Chicken Congee, a Comfort Food

Last night, I made chicken congee in the Instant Pot from America's Test Kitchen's Instant Pot cookbook.

Chicken congee is a rice porridge that you cook until the rice and the chicken are falling apart. It's extremely easy: and then you top it with whatever you like. 

To an Instant Pot, I added 8 cups of water, 4 t. of better than Bouillon, 1.5 lb boneless skinless chicken thighs, 1 inch of fresh ginger sliced, and 1 cup of rinsed jasmine rice. Add salt and pepper. Add the cover, and cook on high pressure for 20 minutes. Then, let the steam release naturally for about 10 minutes (important!) and then let the remaining steam release quickly. Remove the lid, and using tongs, stir the congee and break apart any large remaining pieces of chicken--it should fall apart easily.

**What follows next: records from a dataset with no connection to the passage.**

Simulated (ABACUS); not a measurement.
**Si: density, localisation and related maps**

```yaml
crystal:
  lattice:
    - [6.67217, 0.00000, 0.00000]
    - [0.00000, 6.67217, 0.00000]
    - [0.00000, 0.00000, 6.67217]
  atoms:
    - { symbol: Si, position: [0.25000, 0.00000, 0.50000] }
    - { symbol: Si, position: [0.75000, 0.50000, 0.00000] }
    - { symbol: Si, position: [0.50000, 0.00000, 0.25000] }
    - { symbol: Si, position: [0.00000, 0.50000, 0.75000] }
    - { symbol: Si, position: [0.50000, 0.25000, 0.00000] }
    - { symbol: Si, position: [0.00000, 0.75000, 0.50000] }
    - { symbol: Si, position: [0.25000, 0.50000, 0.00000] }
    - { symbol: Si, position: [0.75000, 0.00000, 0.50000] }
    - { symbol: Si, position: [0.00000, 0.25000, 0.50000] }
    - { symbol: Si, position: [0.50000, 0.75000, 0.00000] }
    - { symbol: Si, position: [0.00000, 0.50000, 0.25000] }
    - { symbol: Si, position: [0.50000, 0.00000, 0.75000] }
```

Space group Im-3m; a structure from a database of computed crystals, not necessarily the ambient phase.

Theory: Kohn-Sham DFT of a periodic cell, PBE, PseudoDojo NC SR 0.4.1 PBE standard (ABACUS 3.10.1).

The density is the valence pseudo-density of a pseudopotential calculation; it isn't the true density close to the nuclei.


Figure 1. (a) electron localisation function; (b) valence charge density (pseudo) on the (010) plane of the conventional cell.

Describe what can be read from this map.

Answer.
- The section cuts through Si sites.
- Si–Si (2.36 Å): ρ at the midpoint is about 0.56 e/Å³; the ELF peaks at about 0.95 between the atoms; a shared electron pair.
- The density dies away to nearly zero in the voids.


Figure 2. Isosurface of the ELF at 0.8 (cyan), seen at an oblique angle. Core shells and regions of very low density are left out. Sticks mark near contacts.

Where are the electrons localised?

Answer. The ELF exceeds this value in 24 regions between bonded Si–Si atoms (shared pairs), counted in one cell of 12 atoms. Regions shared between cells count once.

Toppings: sliced scallions, sriracha, sambal oelek, shredded carrot, peanuts, soy sauce, pickled red onions*

*To make pickled red onions, thinly slice 1/4 of a red onion and put in a bowl with about 1/4 cup rice vinegar. Let sit for about 15 minutes, tossing occasionally. Ta-da! Quick pickled red onions.

Today's Delights:

  • Yesterday, I got some very welcome news about my job! I was also pretty productive all day, which was needed.
  • After setting the intention for the day yesterday, I did eat my meals as planned, eat my snack as planned, got my Noom-goal steps in, and did the 20-min HIIT class with Jess King.
  • Last night, I also did a 10 minute meditation! Which I hadn't done in weeks, probably. That was a great thing.
  • My current book is pretty fun: it seems like it'll be about a lot of glamour and intrigue, so it should be fun.